America’s Racist Past pt3: The Bible, injustice, and race#13; Justice#37

America’s Racist Past pt3: The Bible, injustice, and race#13; Justice#37 October 26, 2021

Have you ever considered: “what causes people to riot?”

What comes to your mind when you think of “riots”?

Do you realize that how you answer the latter question radically influences how you answer the former?

Our biases are always at work.

When I asked, “why do people start riots?”, some of you may have immediately harkened back to the capital riot of Jan 6, 2021. After all, at the time of this writing, it is still somewhat fresh in our minds. Interestingly, some of you may not consider this event since you do not think of it as a riot.

Others may consider riots in other countries.

Still, others may have thought of the racial “riots” that plagued numerous US cities last year.

Now, if the question were asked 100 years ago in a southern US town, I suspect that many would have considered the riotous mobs of White men and women who violently expelled people of color from their towns. I am, of course, referring to the riots and forced removal of Blacks from what were known as “Sundown Towns.”

Sundown Towns

From 1890-1968 “sundown towns” dotted the American landscape (Note that end date for a moment: 1968!).

Sundown towns were so named because of the signs that dotted the city limits warning Blacks to not let the sun go down with them still in the city limits. I don’t think I need to explain what would happen if they didn’t! Apparently, those who posted the signs didn’t either!

In the period between the end of the Civil War and the 1920s, riots, led by White men and women, resulted in the violent expulsion of every person of color from towns all over Georgia, central Texas, Indiana, and throughout Appalachia. In Georgia, an entire county expelled over 1,000 Blacks in an effort to rid it of Blacks.[1]

 

One of the more famous riots occurred in Corbin, Kentucky (1919).[2]

Route 66

“Honey, let’s just go for a drive and enjoy the day. Maybe we can find a quaint little restaurant along the way.”

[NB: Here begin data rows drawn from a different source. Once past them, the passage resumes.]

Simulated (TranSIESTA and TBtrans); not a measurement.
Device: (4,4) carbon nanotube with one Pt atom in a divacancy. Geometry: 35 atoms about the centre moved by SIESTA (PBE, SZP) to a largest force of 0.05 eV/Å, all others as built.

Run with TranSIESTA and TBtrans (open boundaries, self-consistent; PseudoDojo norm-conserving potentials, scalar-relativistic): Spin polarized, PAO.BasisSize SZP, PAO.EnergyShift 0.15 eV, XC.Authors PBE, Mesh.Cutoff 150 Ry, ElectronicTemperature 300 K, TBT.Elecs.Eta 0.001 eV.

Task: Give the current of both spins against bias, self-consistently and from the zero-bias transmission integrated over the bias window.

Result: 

Did you know that this is a conversation that people of color were not likely to have during the era of the famed “Route 66”?

“Route 66” was not necessarily a pleasant drive for African Americans. Restaurants and businesses with three “K’s” in their name, such as Kozy Kottage Kamp, peppered the highway. (Such names were code for the KKK and a sign that African Americans were not welcome.)[3] Along such a drive, people of color had trouble finding gas stations, hotels, restaurants, and bathrooms.

Candacy Taylor, in an article in the Atlantic notes,

To avoid the humiliation of being turned away, they often traveled with portable toilets, bedding, gas cans, and ice coolers. Even Coca-Cola machines had ‘White Customers Only’ printed on them. In 1930, 44 out of the 89 counties that lined Route 66 were all-white communities known as “Sundown Towns”—places that banned blacks from entering city limits after dark.[4]

In order to aid Black travelers during the years 1936-64 Victor Green published annually, “The Negro Motorist Green Book” which informed persons of color where they could find gas stations, hotels, restaurants, and bathrooms that would serve them along Route 66?

Taylor includes this anecdote:

In the 1950s, my stepfather, Ron, experienced this firsthand as a child. His father had a good job with the railroad and owned a nice car. After being stopped by a sheriff while on vacation with his family, the sheriff asked Ron’s dad where he got the car. Knowing better than to say it was his, Ron’s father pretended to be a chauffeur. When the sheriff asked about the other people in the car, Ron’s dad pretended they weren’t his family. He said the woman sitting next to him (his wife) was his employer’s maid, and he was taking her and her son (Ron) home. The sheriff asked, “Where’s your chauffeur hat?” Ron’s dad was ready; he had one in the car: “Hanging right up in the back, Officer.” [5]

America and riots

America was founded by revolting against an established government. The Boston Tea Party was, by all intents and purposes, an anti-governmental riot.

It is interesting, if not disturbing, to realize that the overwhelming number of “riots” in the US have been perpetrated by Whites against persons of color often for the purposes of safeguarding their racist habits and their lucrative effects.

Yet the American media would have us believe that riots are the result of hoodlums.

Conclusion

I have argued over the last several posts that the presence of systemic injustice in America today is the result of America’s racist past.

What I have endeavored to show in these posts is that our country’s racist past has spawned a system in which people of color continue to be oppressed.

When we begin to consider the terror imposed on Blacks by Whites throughout American history—from slavery to peonage and convict leasing, to Jim Crow segregation, to lynchings and all forms of extra-judicial killings, to masses of riotous mobs of White men and women destroying entire towns, to violent expulsions from sundown towns, to redlining and the racist agendas of the US government and American financial institutions—which ensure that people of color could not take advantage of the wealth opportunities created by owning their own home—to the inequities of the public educational system, to the dehumanizing effects of not allowing a person of color to use a gas station, a drinking fountain, or a restroom—it only raises the question, how can we allow this to continue?

May Whites look at the “riots” that have dotted American cities over the last number of years–which others would say were peaceful protests that in some instances were hijacked by rioters—and condemn them.

Yet somehow, we have failed to ask the question: “What causes people to riot?”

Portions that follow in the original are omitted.